I oversleep and wrongly assume that nothing much will happen at the Hired Geek all-dayer before 4pm. That’s why I miss the first two acts and find that
Marilyn Rambo are already playing.
The French guitar drums duo have set up in the middle of the pub. The handful of audience members crowd round. The floor is sticky, and the air hot and stuffy. I think I can smell the band sweating.
Marilyn Rambo’s meaty, muscular, math-rock slowly builds an audience. It’s not revolutionary but the guitarist shifts tones and riffs that stop your mind spiralling off. Mid-set the guitarist string breaks and the drummer freestyles while he waits for repairs to be completed. They end with their best song with a riff like a klaxon. As the band clear their gear away a barman sprays air freshener across the room.

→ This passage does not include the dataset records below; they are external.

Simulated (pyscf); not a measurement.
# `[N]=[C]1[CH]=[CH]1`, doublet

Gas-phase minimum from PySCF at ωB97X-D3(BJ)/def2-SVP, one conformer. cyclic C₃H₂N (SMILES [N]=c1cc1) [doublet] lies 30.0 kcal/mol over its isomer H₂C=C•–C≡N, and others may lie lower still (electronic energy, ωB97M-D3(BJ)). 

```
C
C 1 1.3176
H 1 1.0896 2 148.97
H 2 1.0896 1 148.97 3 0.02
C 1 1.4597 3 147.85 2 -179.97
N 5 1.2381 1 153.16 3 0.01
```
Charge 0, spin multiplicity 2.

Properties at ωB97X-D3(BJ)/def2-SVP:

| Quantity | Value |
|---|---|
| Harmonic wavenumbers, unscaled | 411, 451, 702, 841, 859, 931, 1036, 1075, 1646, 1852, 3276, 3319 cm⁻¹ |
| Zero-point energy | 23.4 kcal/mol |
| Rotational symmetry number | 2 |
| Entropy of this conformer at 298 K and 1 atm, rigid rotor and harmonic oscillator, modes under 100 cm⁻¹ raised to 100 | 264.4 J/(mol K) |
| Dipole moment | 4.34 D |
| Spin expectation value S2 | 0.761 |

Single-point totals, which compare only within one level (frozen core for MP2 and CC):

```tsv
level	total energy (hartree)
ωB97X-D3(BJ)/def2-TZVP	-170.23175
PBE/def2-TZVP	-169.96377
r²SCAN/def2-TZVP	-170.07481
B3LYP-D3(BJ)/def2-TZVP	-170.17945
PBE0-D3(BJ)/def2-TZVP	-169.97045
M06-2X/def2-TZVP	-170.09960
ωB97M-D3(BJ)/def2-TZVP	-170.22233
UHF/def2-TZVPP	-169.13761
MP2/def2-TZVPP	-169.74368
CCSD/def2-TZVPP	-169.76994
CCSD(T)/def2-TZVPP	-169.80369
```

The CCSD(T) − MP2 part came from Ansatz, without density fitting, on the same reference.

I’m sure I’ve seen Please play before. I’ve only vague recollections though and if my memory is right I wasn’t too impressed. Maybe my recall and opinion are both unreliable because Please are mightily enjoyable. Jaunty, punk-y, riffery, like the chaotic, frenetic, musical accompaniment to a circus. Rhythms come in short, choppy, bursts, like clowns throwing themselves into another choreographed pratfall. After half an hour they pack up their tents and move to another town.
Kogumaza are as Japanese as a Matsui tv. They are instead a slow motion Black Sabbath trying to play acid rock. Longeurs, of dirge-y, down tuned, psych, snake, sinewy, unhurried paths into that bit of your brain where important thoughts escape to.
Change of pace. One Unique Signal don’t bother with the clutch and just crank things straight into fifth. We get one, long, unending, fuzzed-out, guitar solo. Vocals are minimal, probably because it gets in they way playing another distorted, effects drenched guitar lead. Imagine sitting with your old tape deck and filling a TDK 90 with all the white-outs and wig-outs of your favourite distorto-rock bands. Maybe you don’t need to imagine this. Maybe you used to do this.
What should you expect from three French men wearing dresses? The answer, I have learnt, is post-hardcore. Monnocle blaze through their set like watching a flame burn along a gunpowder trail. Only one that doesn’t end in a explosion. That would be far too easy. Far harder to make that trail go round and round circles and leave you wondering when.
On the merch table That Fucking Tank have boldly labelled one of their Cds with the question, “do you remember when Shellac were good?” I’m not sure they’re that good, but they don’t embarrass themselves with the claim. Tight, arid, jagged, riffs, utilising repetition, before jack knifing into a new groove.
Whilst the previous bands have been escalating hostilities it’s now time to bring out the heavy artillery. Part Chimp move onto the stage. In their hands rock becomes rubble. Like a tank crashing through brick wall they swiftly overwhelm their opponents with a frontal assault of massive overkill. Their amps deliver their payload of heavy, buried in the red, richter scale redefining, guitar. If I was General Kong, plummeting towards my target side astride a nuclear bomb, then Bringbackthesound would be my sound track to my happy death and global oblivion.